In order to determine the locations of objects on the surface of the earth, we need to develop ways to measure it.  In order to measure the earth, we need to know its shape and size.  After many years of observation, we now have three pretty good approximations of the geometric properties of the earth.  They are the sphere, ellipsoid, and geoid.  Different models are used for different cartographic usages.

There are ellipsoids used for global mapping and positioning.  The earth, however, is an uneven object.  It is important to note that a single ellipsoid does lead to the best fit for every part of the world.  For that reason, many countries have established their own ellipsoids.

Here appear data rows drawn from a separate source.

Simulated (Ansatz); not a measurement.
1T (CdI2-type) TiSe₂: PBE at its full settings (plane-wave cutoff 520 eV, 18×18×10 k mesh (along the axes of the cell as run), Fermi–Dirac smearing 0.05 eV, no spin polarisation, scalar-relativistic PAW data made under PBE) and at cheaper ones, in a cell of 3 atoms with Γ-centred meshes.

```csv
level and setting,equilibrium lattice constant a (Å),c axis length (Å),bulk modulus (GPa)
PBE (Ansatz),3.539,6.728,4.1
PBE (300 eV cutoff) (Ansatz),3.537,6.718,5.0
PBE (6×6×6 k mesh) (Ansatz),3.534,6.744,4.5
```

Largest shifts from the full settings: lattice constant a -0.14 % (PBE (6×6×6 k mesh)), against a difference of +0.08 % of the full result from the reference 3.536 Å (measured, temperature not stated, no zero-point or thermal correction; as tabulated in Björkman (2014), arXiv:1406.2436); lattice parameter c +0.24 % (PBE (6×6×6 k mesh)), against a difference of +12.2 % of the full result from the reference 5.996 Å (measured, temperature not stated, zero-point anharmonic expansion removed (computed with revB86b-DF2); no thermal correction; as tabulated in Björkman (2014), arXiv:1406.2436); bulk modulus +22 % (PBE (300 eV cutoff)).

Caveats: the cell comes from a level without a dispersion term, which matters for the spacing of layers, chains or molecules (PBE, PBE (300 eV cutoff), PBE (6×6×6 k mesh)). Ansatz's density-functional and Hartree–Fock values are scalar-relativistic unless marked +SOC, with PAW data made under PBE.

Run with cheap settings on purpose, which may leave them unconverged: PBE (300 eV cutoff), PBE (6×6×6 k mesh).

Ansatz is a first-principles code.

After we define the shape and size of the earth, a coordinate system is developed to locate each points on the surface of the earth.  That is the geographic coordinate system, which is formed by meridians and parallels and is measured for the north-south direction as latitude, and for the east-west direction as longitude.  Any point on the earth can be referenced by a pair of latitude and longitude.

Both latitude and longitude are angular distances.  For latitude, the measure starts at the equator and is ranged from -90 degree to +90 degree, or 90S to 90N.  For longitude, the origin is the meridian at Greenwich, UK, and is ranged from -180 degree to +180 degree, 180W to 180E.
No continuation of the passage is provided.